Finance Secretary Benjamin Diokno said that the Philippines is on track to achieving its growth targets as the economy sustained its growth momentum in the first quarter of 2023 with a real gross domestic product (GDP) growth of 6.4 percent year-on-year (YoY) despite high inflation.
“The sustained trajectory of the country’s output is a welcome development as we navigate through an uncertain global outlook,” he said.
On a seasonally adjusted quarter-on-quarter (QoQ) basis, the economy registered a growth of 1.1 percent from 2.0 percent in the previous quarter.
The GDP outturn beats private analysts’ median forecast of 6.0 percent and is well within the Development Budget Coordination Committee (DBCC)’s growth target of 6.0 to 7.0 percent for 2023.
Furthermore, the economy’s performance is much faster than China (4.5 percent), Indonesia (5.0 percent), Singapore (0.1 percent), and Vietnam (3.3 percent).
Domestic demand in the first quarter expanded, led by Household consumption (6.3 percent), Investments (12.2 percent), and Government spending (6.2 percent).
Meanwhile, Exports and Imports of goods and services grew by 0.4 percent and 4.2 percent, respectively.
On the supply side, growth across sectors remained broad-based. This was led by Services (8.4 percent), Industry (3.9 percent), and Agriculture (2.2 percent).

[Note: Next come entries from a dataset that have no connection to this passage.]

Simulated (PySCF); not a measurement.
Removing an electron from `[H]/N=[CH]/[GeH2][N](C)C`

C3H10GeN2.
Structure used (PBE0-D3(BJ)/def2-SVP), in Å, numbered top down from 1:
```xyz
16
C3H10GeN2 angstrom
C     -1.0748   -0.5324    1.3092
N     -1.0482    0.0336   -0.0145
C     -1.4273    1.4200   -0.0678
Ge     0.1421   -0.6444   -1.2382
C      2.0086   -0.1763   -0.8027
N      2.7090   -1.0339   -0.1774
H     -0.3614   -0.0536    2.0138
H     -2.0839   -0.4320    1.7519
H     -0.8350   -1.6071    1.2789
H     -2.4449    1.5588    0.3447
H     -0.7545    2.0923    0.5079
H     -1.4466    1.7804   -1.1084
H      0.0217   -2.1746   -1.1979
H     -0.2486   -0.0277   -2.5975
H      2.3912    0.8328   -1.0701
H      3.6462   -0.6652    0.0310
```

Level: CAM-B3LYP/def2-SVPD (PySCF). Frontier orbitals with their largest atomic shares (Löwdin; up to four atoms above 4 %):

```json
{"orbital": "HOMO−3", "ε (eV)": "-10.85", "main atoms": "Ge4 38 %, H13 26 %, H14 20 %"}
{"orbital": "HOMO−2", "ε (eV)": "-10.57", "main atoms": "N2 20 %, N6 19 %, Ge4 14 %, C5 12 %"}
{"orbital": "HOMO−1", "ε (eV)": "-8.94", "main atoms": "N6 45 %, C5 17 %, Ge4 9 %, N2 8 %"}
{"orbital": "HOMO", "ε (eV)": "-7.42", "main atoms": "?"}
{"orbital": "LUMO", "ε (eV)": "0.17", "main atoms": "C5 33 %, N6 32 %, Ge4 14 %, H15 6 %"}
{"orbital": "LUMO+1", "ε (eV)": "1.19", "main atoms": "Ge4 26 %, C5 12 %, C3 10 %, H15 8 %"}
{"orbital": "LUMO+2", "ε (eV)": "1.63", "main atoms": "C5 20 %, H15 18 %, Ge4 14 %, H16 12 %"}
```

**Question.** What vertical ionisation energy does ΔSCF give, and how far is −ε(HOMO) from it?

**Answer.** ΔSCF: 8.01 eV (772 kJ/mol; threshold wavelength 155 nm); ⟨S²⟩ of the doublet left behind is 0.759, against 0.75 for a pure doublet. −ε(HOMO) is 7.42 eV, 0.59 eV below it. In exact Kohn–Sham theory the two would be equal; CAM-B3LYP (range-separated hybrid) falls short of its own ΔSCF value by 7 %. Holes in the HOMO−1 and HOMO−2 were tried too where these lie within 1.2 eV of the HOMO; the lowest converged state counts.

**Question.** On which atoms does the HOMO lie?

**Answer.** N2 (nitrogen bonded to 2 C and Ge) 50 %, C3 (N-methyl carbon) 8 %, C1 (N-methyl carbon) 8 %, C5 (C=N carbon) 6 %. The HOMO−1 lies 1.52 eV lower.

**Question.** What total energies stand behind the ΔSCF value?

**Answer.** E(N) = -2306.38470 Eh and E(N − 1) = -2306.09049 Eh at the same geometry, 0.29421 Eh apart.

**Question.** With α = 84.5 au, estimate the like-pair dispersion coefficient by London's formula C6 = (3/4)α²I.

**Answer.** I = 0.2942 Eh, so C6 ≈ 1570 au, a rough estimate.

Growth in Services was mainly driven by Wholesale and retail trade, as well as Financial and insurance activities.
On the other hand, growth in Industry was supported by the strong performance of the Construction and Manufacturing subsectors.
“As we continue to rely on domestic demand to propel the economy towards the growth target, the government remains unwavering in protecting the purchasing power of Filipino consumers by acting swiftly to implement direct measures against inflation,” Secretary Diokno said.
On the fiscal side, the government is committed to a fiscal consolidation path and will continue the implementation of the government’s infrastructure development program of 5 to 6 percent of GDP annually as indicated in the Medium-Term Fiscal Framework (MTFF).
The MTFF aims to bring down the debt-to-GDP ratio to less than 60 percent by 2025 then further down to 51.1 percent in 2028, and reduce the budget deficit to 3.0 percent of GDP by 2028.
As of the first quarter of 2023, the debt-to-GDP ratio was 61.0 percent, down from 63.5 percent in the first quarter of 2022.
The deficit-to-GDP ratio was 4.84 percent in the first quarter of 2023, down from 6.41 percent in the first quarter of 2022.
The government will also continue to leverage on structural reforms, such as the amendments to the Public Service Act (PSA), Foreign Investments Act (FIA), Retail Trade Liberalization Act (RTLA), and the Corporate Recovery and Tax Incentives for Enterprises (CREATE) Act to build, better, more and foster investment development in the country.
“With the strategies contained in the Philippine Development Plan 2023-2028, we can build a better environment that ensures a consistent path to sustainable and robust growth,” Diokno added.